Tuesday, August 31, 2010

DAY 20

Having no Christian friends in the city, I often feel the world overwhelming me. Although I logically know that I am certainly not the only one here trying to make their life count for God, it often feels like it. Even for someone who has always been on the non conformist side of things, it starts to be tempting to stifle ones convictions just enough to find a place to fit in.

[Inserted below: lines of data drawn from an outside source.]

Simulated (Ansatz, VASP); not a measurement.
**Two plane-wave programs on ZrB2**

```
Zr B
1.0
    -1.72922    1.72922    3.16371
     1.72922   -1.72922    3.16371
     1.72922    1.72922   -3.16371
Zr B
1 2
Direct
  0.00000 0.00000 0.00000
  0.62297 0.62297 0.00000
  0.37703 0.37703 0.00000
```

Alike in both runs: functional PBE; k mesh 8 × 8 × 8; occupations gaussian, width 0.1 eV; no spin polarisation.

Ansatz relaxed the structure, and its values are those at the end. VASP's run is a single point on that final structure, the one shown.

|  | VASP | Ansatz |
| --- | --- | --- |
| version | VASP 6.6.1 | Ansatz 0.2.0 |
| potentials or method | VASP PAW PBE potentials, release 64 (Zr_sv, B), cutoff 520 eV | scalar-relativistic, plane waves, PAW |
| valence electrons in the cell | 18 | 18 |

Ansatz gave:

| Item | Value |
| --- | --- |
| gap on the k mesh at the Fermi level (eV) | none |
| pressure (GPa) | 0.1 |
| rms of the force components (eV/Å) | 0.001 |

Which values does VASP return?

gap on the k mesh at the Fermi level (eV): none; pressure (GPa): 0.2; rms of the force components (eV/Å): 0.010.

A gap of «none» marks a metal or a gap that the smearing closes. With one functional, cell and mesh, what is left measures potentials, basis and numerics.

My roommate is completely flabbergasted I don’t stay in bed Sunday morning. The girls at work don’t understand why I come home after we close up shop instead of joining them at the club. The guys who work in the neighboring shops cannot fathom why I continually turn down dates and invitations for drinks after work. Sometimes, I even question it myself. With no law telling me that I absolutely cannot do these things, it is very tempting to step a bit sideways. After all, going home alone at the end of each night can get to be pretty lonely (thank GOD I have three Christian friends who are all night owls and only a phone call away). This morning though, my pep talk came from the book of Romans:

For if we have been joined with Him in the likeness of His death, we will certainly also be in the likeness of His resurrection. Foe we know that our old self was crucified with Him in order that sin’s dominion of the body may be abolished, so that we may no longer be enslaved to sin, since a person who has died is freed from sin’s claims…So you to consider yourselves dead to sin, but alive to God in Christ Jesus. {Romans 6:5-7, 11}

Next to these verses in Romans is one of my personal cross references, speaking about our freedom from the law.

Christ has liberated us into freedom. Therefore stand firm and don’t submit again to a yoke of slavery. For you are called to freedom, brothers; only don’t use this freedom as an opportunity for the flesh, but serve one another through love. {Galatians 5: 1 and 13}

…interesting combination. I have to admit, it took me a minute to muddle through what I was thinking two years ago when I set the two scriptures side by side. Although we often think of grace as replacing the law, it is only though the law that we realize how great of grace we have received (Romans 7:7-8). If I am dead to sin and free from the law where does that leave me? At the guidance of the Holy Spirit, a tool in the hands of GOD.

Therefore do not let sin reign in your mortal body, so that you obey its desires. And do not offer any parts of it to sin as weapons for unrighteousness. But as those who are alive from the dead, offer yourselves to God, and all the parts of yourselves to God as weapons for righteousness. {Romans 6: 12-13}

I am weak and human. I cannot follow the whole law and therefore fail when I attempt to please GOD with my own righteousness, which often results in my discouragement and submission to sin. When I submit to HIM and allow HIM to use me a weapon for righteousness, I can do nothing but succeed. Being dead to sin does mean that there are places I don’t go and things I don’t do, even though everybody else does and encourages me to participate as well. Yet, being alive is Christ is far more of a reward than anything else in this life.